You can file an issue here https://github.com/peterjc/galaxy_blast/issues or ask
us on the Galaxy development list http://lists.bx.psu.edu/listinfo/galaxy-dev


Developers
==========

This script and related tools were originally developed on the 'tools' branch
of the following Mercurial repository:
https://bitbucket.org/peterjc/galaxy-central/

As of July 2013, development is continuing on a dedicated GitHub repository:
https://github.com/peterjc/galaxy_blast

For pushing a release to the test or main "Galaxy Tool Shed", use the following
Planemo commands (which requires you have set your Tool Shed access details in
``~/.planemo.yml`` and that you have access rights on the Tool Shed)::

    $ planemo shed_update -t testtoolshed --check_diff tools/ncbi_blast_plus/
    ...

or::

    $ planemo shed_update -t toolshed --check_diff tools/ncbi_blast_plus/
    ...

To just build and check the tar ball, use::

    $ planemo shed_upload --tar_only tools/ncbi_blast_plus/
    ...
    $ tar -tzf shed_upload.tar.gz
    test-data/blastdb.loc
    ...
    tools/ncbi_blast_plus/tool_dependencies.xml
    $ tar -tzf shed_upload.tar.gz | wc -l
    117

This simplifies ensuring a consistent set of files is bundled each time,
including all the relevant test files.

When updating the version of BLAST+, many of the sample data files used for
the unit tests must be regenerated. This script automates that task::

    $ tools/ncbi_blast_plus/update_test_files.sh


Licence (MIT)
=============

Permission is hereby granted, free of charge, to any person obtaining a copy
of this software and associated documentation files (the "Software"), to deal
in the Software without restriction, including without limitation the rights
to use, copy, modify, merge, publish, distribute, sublicense, and/or sell
copies of the Software, and to permit persons to whom the Software is
furnished to do so, subject to the following conditions:

The above copyright notice and this permission notice shall be included in
all copies or substantial portions of the Software.

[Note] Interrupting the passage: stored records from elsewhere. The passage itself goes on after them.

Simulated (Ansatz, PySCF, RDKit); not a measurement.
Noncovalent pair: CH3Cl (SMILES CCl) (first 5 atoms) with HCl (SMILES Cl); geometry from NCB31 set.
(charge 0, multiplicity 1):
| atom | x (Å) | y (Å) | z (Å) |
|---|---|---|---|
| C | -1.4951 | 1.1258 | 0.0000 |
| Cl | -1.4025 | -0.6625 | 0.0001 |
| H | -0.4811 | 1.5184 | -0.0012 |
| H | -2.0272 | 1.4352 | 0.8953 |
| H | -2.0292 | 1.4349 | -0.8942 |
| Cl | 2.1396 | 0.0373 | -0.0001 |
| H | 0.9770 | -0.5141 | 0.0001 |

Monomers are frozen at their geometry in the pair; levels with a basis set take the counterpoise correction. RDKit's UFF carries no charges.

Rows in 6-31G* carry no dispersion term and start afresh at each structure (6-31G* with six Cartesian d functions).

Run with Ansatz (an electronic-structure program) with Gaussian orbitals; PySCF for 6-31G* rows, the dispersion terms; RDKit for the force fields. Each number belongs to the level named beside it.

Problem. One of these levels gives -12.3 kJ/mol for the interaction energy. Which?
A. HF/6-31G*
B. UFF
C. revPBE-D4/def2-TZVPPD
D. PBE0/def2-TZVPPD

THE SOFTWARE IS PROVIDED "AS IS", WITHOUT WARRANTY OF ANY KIND, EXPRESS OR
IMPLIED, INCLUDING BUT NOT LIMITED TO THE WARRANTIES OF MERCHANTABILITY,
FITNESS FOR A PARTICULAR PURPOSE AND NONINFRINGEMENT. IN NO EVENT SHALL THE
AUTHORS OR COPYRIGHT HOLDERS BE LIABLE FOR ANY CLAIM, DAMAGES OR OTHER
LIABILITY, WHETHER IN AN ACTION OF CONTRACT, TORT OR OTHERWISE, ARISING FROM,
OUT OF OR IN CONNECTION WITH THE SOFTWARE OR THE USE OR OTHER DEALINGS IN
THE SOFTWARE.